Korean Quick Cucumber Pickles (Oi Muchim)

If you frequent Korean restaurants, you've probably had oi muchim as one of your banchans. It's popular during the summer and it is a spicy and refreshing side dish that goes well with grilled meats or bone broths.

By the way this banchan is not a cucumber kimchi, as it is not fermented. It is more like a spicy cucumber salad with a bit of pickling action going on. 

Cutting up fresh cukes and immediately tossing them up in seasoning will taste great at first, but will eventually produce a lot of water from the cucumbers. This will dilute out flavor of your seasoning and make for soggy/bland cucumbers. What we want to see is a crunchy cucumber with a generous coating of spicy-yummy seasoning all up on each bite!


10 Persian cucumbers

1 small carrot, sliced into matchsticks

1/2 and onion

3 scallions

3 cloves of minced garlic

2 tsp of kosher salt

3 tsp sugar (no brown sugar please)

2 tbl gochugaru

1 tbl gochujang

1 tbl eck jut (anchovy sauce or fish sauce)

2 tbs rice wine vinegar

Wash and dry cucumbers with a paper towel. Cut them into rounds, about 1/2 inch thick. Place cucumbers in a colander and sprinkle with all of the salt and 1 tsp of the sugar. Set aside for 45 minutes to drain excess water.

In the meantime, cut carrot into very small matchsticks or grate with a box grater (grate on the side with the bigger holes). Slice onion into similar size of the carrots. Slice scallions into 1/2 inch  slices, I like to slice them at a diagonal angle.

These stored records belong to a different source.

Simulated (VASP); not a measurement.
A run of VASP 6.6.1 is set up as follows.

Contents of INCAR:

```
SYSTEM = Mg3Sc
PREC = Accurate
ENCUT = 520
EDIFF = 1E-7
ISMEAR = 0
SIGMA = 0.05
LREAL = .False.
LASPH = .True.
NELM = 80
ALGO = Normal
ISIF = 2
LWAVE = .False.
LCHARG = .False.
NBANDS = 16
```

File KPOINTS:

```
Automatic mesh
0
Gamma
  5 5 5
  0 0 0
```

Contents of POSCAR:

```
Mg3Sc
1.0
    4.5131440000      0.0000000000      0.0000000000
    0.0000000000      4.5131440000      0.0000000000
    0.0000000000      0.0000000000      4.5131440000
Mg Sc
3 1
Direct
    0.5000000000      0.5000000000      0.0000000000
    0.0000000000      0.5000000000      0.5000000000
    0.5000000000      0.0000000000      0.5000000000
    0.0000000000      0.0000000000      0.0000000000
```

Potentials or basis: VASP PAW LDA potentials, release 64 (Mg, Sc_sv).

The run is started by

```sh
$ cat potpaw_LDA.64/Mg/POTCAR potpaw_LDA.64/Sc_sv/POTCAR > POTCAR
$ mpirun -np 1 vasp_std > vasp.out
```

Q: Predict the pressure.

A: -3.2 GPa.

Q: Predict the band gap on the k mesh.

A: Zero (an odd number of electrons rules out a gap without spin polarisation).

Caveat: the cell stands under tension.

Place cucumbers on a paper towel and dry off excess water. Then transfer into a mixing bowl and toss together with the rest of the vegetables. Add remaining seasonings.

The best way to incorporate everything is by hand. I use a plastic glove and rinse off after use to recycle. If you don't want to do this by hand, please use a soft silicone spatula in a folding motion. A hard wooden spoon is too abrasive and may bruise up the veggies. 

Garnish with toasted sesame seeds and eat right away!